BISMARCK, N.D. — North Dakota Gov. Doug Burgum rejected a plea Wednesday by tribes to give them exclusive rights to host internet gambling and sports betting because it isn't allowed under state law.
“While we understand and appreciate the desire by some of the tribes to extend online gaming beyond their reservation boundaries, a clear legal path does not exist for the governor to grant such a broad expansion of gaming," Burgum said in a statement.
But Burgum did endorse the tribes’ appeal to lower the legal gambling age from 21 to 19 at the state’s five Native casinos, and let people use credit or debit cards to bet, spokesman Mike Nowatzki said.
Under the agreement, the state’s five tribes have each pledged $25,000 for gambling addiction programs, he said.
The tribes asked the two-term Republican governor to approve the gambling expansion under tribal-state agreements known as compacts, the first of which was signed in 1992. The current compacts — one for each tribe — expire at the end of this year.

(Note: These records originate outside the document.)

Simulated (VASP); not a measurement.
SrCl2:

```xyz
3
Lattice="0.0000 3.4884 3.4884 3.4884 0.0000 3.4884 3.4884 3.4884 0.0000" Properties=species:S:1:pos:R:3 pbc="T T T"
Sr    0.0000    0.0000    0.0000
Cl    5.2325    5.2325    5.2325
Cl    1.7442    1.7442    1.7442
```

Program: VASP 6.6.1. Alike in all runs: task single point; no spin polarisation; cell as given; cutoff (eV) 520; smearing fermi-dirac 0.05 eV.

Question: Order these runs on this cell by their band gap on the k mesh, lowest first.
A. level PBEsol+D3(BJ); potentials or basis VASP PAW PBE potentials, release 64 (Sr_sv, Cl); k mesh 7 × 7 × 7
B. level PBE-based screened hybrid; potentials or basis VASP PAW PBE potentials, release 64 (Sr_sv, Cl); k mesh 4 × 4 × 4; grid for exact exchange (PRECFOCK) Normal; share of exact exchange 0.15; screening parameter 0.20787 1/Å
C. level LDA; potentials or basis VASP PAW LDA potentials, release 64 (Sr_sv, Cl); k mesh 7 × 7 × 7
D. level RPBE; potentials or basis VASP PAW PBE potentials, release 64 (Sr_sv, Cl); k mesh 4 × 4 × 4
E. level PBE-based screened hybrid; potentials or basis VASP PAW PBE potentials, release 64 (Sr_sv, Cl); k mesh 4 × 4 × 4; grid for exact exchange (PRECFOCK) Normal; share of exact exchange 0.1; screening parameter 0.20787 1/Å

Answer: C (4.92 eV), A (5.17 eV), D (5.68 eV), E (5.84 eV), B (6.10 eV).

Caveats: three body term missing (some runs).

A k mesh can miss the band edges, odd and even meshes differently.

Under the tribes’ proposal for internet gambling and sports betting, gamblers throughout North Dakota could use mobile devices to place bets that would be funneled through computer servers on tribal land. The compact does allow for such gambling within reservation boundaries using mobile devices, Nowatzki said.
Nowatzki said gambling beyond tribal land is not allowed under state law. But the compact has a so-called trigger provision to allow the tribes to offer such gambling if authorized by state and federal law at some point, he said.
A similar compact between Florida and the Seminole Tribe is tied up in federal court after a judge in November found the multibillion-dollar agreement between the state and tribe allowing online betting violated a federal rule that requires a person to be physically on tribal land when wagering.
Cynthia Monteau, a lawyer and executive director of the United Tribes Gaming Association, did not immediately return telephone calls Wednesday seeking comment. The association consists of leaders from each of the state’s five tribes.
North Dakota’s five tribes say their casinos, which typically are among their biggest employers and help fund social programs on the reservations, have been hurt by the explosion of Las Vegas-style pull tab machines that were legalized in 2017 to benefit charities. North Dakotans poured almost $1.75 billion into the machines in fiscal 2022.
Spirit Lake Indian Reservation’s operation in northeastern North Dakota has seen revenue drop dramatically due to e-tabs, said Collette Brown, the executive director of the tribe’s gaming commission.
“We're not going to get that money back,” said Brown, who believes state and federal law allow for tribes to host internet gambling.
“It was too progressive for (the state),” Brown said. Somewhat of a salve was Burgum's approval of lowering the gambling age at casinos, she said.
Charities argued at a public hearing last month that allowing tribes to host internet gambling and sports betting in the state — a monopoly worth millions — could effectively end charitable gambling in North Dakota.
State data show the amount of revenue going to charities this year from all gambling activity is estimated at $75 million. That’s more than double that from just two years ago, thanks to increased e-tab wagering.
State tax revenue from charitable gambling also has more than doubled to about $24 million during that time, data show.
The compacts have been forwarded to the Republican-led Legislative Management committee, a 17-member panel of lawmakers that oversees business between sessions.
The panel may only review the compacts and have no authority to change or reject them under current state law, said John Bjornson, the Legislature’s top lawyer.
After review by the committee, the compacts will be forwarded to the U.S. Department of the Interior, which oversees tribal gambling operations.